At the most basic level, the electoral college is unfair to voters. Because of the winner-take-all system in each state, candidates don’t spend time in states they know they have no chance of winning, focusing only on the tight races in the “swing” states. During the 2000 campaign, seventeen states didn’t see the candidates at all, including Rhode Island and South Carolina, and voters in 25 of the largest media markets didn’t get to see a single campaign ad. If anyone has a good argument for putting the fate of the presidency in the hands of a few swing voters in Ohio, they have yet to make it.

The best-laid defenses …

So much for the charges against the electoral college. The arguments in favor of the electoral college are a bit more intricate. Here’s a quick list of the favorite defenses — and the counterarguments that undo them.

The founding fathers wanted it that way!

Advocates of the electoral college often appeal to the wisdom of the Founding Fathers — after all, they set up the system, presumably they had something just and wise in mind, right? Wrong. History shows that the framers whipped up the electoral college system in a hurry, with little discussion and less debate. Whatever wisdom the Founding Fathers had, they sure didn’t use it to design presidential elections. At the time, most of the framers were weary after a summer’s worth of bickering, and figured that George Washington would be president no matter what, so it wasn’t a pressing issue.

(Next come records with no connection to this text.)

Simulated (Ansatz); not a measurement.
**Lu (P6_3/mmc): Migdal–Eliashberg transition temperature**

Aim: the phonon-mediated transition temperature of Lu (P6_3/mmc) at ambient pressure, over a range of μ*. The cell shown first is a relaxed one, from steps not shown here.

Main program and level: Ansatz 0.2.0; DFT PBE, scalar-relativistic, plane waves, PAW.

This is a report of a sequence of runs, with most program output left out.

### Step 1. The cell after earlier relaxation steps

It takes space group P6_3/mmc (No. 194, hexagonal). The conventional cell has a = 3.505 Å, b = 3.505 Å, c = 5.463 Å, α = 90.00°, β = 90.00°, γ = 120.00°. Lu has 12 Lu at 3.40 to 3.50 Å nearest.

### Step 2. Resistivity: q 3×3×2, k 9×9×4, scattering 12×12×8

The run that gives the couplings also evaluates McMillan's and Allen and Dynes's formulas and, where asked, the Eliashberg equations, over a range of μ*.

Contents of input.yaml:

Most of the original arguments in favor of an electoral college system are no longer valid. The electoral college was partially a concession to slaveholders in the South, who wanted electoral clout without letting their slaves actually vote. (Under the electoral college, slaves counted towards a state’s electoral vote total.) The framers also thought that ordinary people wouldn’t have enough information to elect a president, which is not necessarily a concern today.

It protects state interests!

States don’t really have coherent “interests,” so it’s hard to figure out exactly what this means. (Is there something, for instance, that all New Yorkers want purely by virtue of being New Yorkers?) Under the current system, presidents rarely campaign on local issues anyways — when George Edwards analyzed campaign speeches from 1996 and 2000, he found only a handful that even mentioned local issues. And that’s as it should be. We have plenty of Congressmen and Senators who cater to local concerns. The president should take a broader view of the national interest, not beholden to any one state or locale.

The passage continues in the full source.